Re: [RFC PATCH] nvme: allow NVME_IOCTL_IO_CMD on controller char dev even when multiple ns
From: Niklas Cassel
Date: Wed Mar 31 2021 - 10:18:53 EST
On Tue, Mar 30, 2021 at 08:30:22PM +0200, javier@xxxxxxxxxxx wrote:
> On 26.03.2021 20:59, Niklas Cassel wrote:
> > From: Niklas Cassel <niklas.cassel@xxxxxxx>
> >
> > Currently when doing NVME_IOCTL_IO_CMD on the controller character device,
> > the command is rejected if there is more than one namespace in the
> > ctrl->namespaces list.
> >
> > There is not really any reason for this restriction.
> > Instead, check the nsid value specified in the passthru command, and try
> > to find the matching namespace in ctrl->namespaces list.
> > If found, call nvme_user_cmd() on the namespace.
> > If not found, reject the command.
> >
> > While at it, remove the warning that says that NVME_IOCTL_IO_CMD is
> > deprecated on the controller character device.
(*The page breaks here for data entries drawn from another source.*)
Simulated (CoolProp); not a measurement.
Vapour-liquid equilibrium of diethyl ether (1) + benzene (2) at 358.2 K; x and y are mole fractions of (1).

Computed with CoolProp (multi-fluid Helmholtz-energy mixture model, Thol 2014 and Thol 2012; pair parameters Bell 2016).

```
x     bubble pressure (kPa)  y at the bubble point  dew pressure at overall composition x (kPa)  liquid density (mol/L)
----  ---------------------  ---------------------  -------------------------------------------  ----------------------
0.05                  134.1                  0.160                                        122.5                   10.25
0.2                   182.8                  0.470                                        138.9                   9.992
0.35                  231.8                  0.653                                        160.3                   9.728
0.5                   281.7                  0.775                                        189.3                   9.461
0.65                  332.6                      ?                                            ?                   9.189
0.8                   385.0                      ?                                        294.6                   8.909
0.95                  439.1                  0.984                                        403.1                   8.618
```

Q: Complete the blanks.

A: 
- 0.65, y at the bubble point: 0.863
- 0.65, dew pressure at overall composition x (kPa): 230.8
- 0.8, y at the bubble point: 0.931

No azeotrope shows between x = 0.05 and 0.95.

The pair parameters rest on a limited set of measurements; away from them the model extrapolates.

> > There is no comment saying why it is deprecated.
> > It might be very unsafe to send a passthru command, but if that is
> > the issue with this IOCTL, then we should add a warning about that
> > instead.
> >
> > Signed-off-by: Niklas Cassel <niklas.cassel@xxxxxxx>
>
> I think the idea is OK, but I have 3 questions:
>
> 1. Wouldn't this break user-space when nsid is not specified?
Since this is an ioctl, the kernel will always read some value
from cmd.nsid, so I assume you mean when specifying cmd.nsid == 0.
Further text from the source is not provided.